A Muslim rebel leader in Central African Republic has declared an autonomous state in the country's north, further defying efforts to end three years of bloody instability.
Noureddine Adam, the leader of the Seleka rebel faction that overthrew President Francois Bozize in 2013, proclaimed his stronghold the Republic of Logone in a statement released Monday from the town of Kaba-Bangoro.
The declaration could derail the results of a referendum held Sunday on a proposed constitution for the small nation of nearly five million people. Voting in some areas was disrupted by sporadic violence, prompting United Nations peacekeepers to intervene and bolster security. The referendum was a prelude to national elections that are planned for December 27.
Dominique Said Panguindji, a spokesman for C.A.R.'s transitional government, issued a statement Tuesday urging the international community and U.N. forces in the country "to do everything possible to neutralize the capacity of these terrorists to do harm."
U.N. peacekeepers took down the rebel republic's flag after it was raised over the local police station in the northern town of N'Dele.

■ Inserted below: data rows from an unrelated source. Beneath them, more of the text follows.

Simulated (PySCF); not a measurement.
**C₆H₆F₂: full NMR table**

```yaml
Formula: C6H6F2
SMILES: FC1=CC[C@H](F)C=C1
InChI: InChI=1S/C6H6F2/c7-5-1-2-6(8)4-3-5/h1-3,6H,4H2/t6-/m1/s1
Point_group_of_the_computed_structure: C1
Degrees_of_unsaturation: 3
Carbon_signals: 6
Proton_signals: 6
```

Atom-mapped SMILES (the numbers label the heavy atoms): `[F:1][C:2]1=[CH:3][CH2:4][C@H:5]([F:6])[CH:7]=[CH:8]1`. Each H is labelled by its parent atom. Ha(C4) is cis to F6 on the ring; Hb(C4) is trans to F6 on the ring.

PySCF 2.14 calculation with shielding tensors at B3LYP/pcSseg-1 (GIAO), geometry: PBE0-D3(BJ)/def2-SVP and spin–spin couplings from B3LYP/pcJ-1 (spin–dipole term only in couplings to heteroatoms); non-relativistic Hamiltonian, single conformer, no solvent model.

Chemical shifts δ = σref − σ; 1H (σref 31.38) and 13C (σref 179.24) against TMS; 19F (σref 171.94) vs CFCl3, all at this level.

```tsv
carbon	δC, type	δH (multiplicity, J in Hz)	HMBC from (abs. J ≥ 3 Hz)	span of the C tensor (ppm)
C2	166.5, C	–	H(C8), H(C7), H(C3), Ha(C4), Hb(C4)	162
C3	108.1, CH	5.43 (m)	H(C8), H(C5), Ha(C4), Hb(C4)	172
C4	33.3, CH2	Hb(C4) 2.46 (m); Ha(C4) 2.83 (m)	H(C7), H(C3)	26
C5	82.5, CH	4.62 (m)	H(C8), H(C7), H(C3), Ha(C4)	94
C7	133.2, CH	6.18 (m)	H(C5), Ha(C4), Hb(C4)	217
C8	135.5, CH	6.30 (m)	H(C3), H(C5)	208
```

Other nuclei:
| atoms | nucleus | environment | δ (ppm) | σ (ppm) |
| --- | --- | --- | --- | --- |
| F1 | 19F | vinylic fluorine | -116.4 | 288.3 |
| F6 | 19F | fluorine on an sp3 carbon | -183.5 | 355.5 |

The U.S. State Department issued a statement Tuesday praising the "successful completion" of the constitutional referendum, as it showed Central Africans' "clear desire to decide their country’s future at the ballot box rather than allowing those with weapons to determine the future of their nation."
Bozize's overthrow by Muslim rebels led to brutal reprisals by Christian anti-balaka militias against Muslim citizens.